From: Lorenzo Bianconi <lorenzo.bianconi@redhat.com>
To: Vladimir Oltean <olteanv@gmail.com>
Cc: Lorenzo Bianconi <lorenzo@kernel.org>,
Oleksij Rempel <linux@rempel-privat.de>,
netdev@vger.kernel.org, andrew@lunn.ch, davem@davemloft.net,
edumazet@google.com, kuba@kernel.org, pabeni@redhat.com,
horms@kernel.org, nbd@nbd.name, sean.wang@mediatek.com,
Mark-MC.Lee@mediatek.com, lorenzo.bianconi83@gmail.com
Subject: Re: [RFC net-next 0/5] Add ETS and TBF Qdisc offload for Airoha EN7581 SoC
Date: Tue, 17 Dec 2024 10:11:46 +0100 [thread overview]
Message-ID: <Z2FAUuOh4jrA0uGu@lore-desk> (raw)
In-Reply-To: <20241216231311.odozs4eki7bbagwp@skbuf>
[-- Attachment #1: Type: text/plain, Size: 11264 bytes --]

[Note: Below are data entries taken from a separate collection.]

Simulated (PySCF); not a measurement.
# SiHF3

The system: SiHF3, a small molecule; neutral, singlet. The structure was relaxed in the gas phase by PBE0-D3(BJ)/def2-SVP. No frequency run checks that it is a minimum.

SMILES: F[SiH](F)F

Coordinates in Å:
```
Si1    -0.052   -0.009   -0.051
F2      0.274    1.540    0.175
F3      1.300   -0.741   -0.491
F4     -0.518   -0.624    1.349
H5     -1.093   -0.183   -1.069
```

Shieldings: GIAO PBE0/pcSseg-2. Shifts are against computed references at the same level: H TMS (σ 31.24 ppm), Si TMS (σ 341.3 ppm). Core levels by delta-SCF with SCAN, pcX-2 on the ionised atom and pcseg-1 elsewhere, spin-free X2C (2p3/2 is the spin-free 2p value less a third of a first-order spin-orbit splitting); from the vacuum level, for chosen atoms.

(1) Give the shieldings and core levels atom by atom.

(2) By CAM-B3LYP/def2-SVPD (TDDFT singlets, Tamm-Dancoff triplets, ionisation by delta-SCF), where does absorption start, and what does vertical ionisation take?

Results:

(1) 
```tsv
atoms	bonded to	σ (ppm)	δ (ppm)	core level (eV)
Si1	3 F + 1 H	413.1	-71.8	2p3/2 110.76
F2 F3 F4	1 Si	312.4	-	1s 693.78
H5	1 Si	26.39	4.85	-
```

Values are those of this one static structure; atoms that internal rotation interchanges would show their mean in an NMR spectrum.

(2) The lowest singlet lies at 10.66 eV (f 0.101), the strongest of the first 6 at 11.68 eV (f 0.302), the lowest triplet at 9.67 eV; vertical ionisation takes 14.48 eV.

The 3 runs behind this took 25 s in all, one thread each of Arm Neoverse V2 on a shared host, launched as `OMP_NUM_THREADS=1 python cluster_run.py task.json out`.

> On Mon, Dec 16, 2024 at 11:28:18PM +0100, Lorenzo Bianconi wrote:
> > > ndo_setup_tc_conduit() does not have the same instruments to offload
> > > what port_setup_tc() can offload. It is not involved in all data paths
> > > that port_setup_tc() has to handle. Please ack this. So if port_setup_tc()
> >
> > Can you please elaborate on this? Both (->ndo_setup_tc_conduit() and
> > ->port_setup_tc()) refer to the same DSA user port (please take a look the
> > callback signature).
>
> I'd be just repeating what I've said a few times before. Your proposed
> ndo_setup_tc_conduit() appears to be configuring conduit resources
> (QDMA, GDM) for mt7530 user port tc offload, as if it is in complete and
> exclusive control of the user port data path. But as long as there are
> packets in the user port data path that bypass those conduit QoS resources
> (like for example mt7530 switch forwards packet from one port to another,
> bypassing the GDM1 in your drawing[1]), it isn't a good model. Forget
> about ndo_setup_tc_conduit(), it isn't a good tc command to run in the
> first place. The tc command you're trying to make to do what you want is
> supposed to _also_ include the mt7530 packets forwarded from one port to
> another in its QoS mix. It applies at the _egress_ of the mt7530 port.
>
> [1] https://git.kernel.org/pub/scm/linux/kernel/git/torvalds/linux.git/commit/?id=23020f04932701d5c8363e60756f12b43b8ed752
>
> Let me try to add some squiggles based on your diagram, to clarify what
> is my understanding and complaint.
>
> ┌───────┐ ┌───────┐
> │ QDMA2 │ │ QDMA1 │
> └───┬───┘ └───┬───┘
> │ │
> ┌───────▼───────────────────────────────────────────▼────────┐
> │ │
> │ P5 P0 │
> │ │
> │ │
> │ │ ┌──────┐
> │ P3 ├────► GDM3 │
> │ │
> ┌─────┐ │ │
> │ PPE ◄────┤ P4 PSE │
> └─────┘ │ │
> │ │ ┌──────┐
> │ P9 ├────► GDM4 │
> │ │ └──────┘
> │ │
> │ P2 P1 │
> └─────────┬─────────────────────────────────────────┬────────┘
> │ │
> ┌───▼──┐ ┌──▼───┐
> │ GDM2 │ │ GDM1 │
> └──────┘ └──┬───┘
> │
> ┌──────────────▼───────────────┐
> │ CPU port │
> │ ┌─────────┘ │
> │ │ MT7530 │
> │ │ │
> │ ▼ x │
> │ ┌─────┐ ┌─┘ │
> │ lan1 lan2 lan3 lan4 │
> └───│──────────────────────────┘
> ▼
>
> When you add an offloaded Qdisc to the egress of lan1, the expectation
> is that packets from lan2 obey it too (offloaded tc goes hand in hand
> with offloaded bridge). Whereas, by using GDM1/QDMA resources, you are
> breaking that expectation, because packets from lan2 bridged by MT7530
> don't go to GDM1 (the "x").
ack, I got your point. I was assuming to cover this case (traffic from lan2 to
lan1) maintaining the port_setup_tc() callback in dsa_user_setup_qdisc() (this
traffic is not managed by ndo_setup_tc_conduit() callback). If this approach is
not ok, I guess we will need to revisit the approach.
>
> > > returns -EOPNOTSUPP, the entire dsa_user_setup_qdisc() should return
> > > -EOPNOTSUPP, UNLESS you install packet traps on all other offloaded data
> > > paths in the switch, such that all packets that egress the DSA user port
> > > are handled by ndo_setup_tc_conduit()'s instruments.
> >
> > Uhm, do you mean we are changing the user expected result in this way?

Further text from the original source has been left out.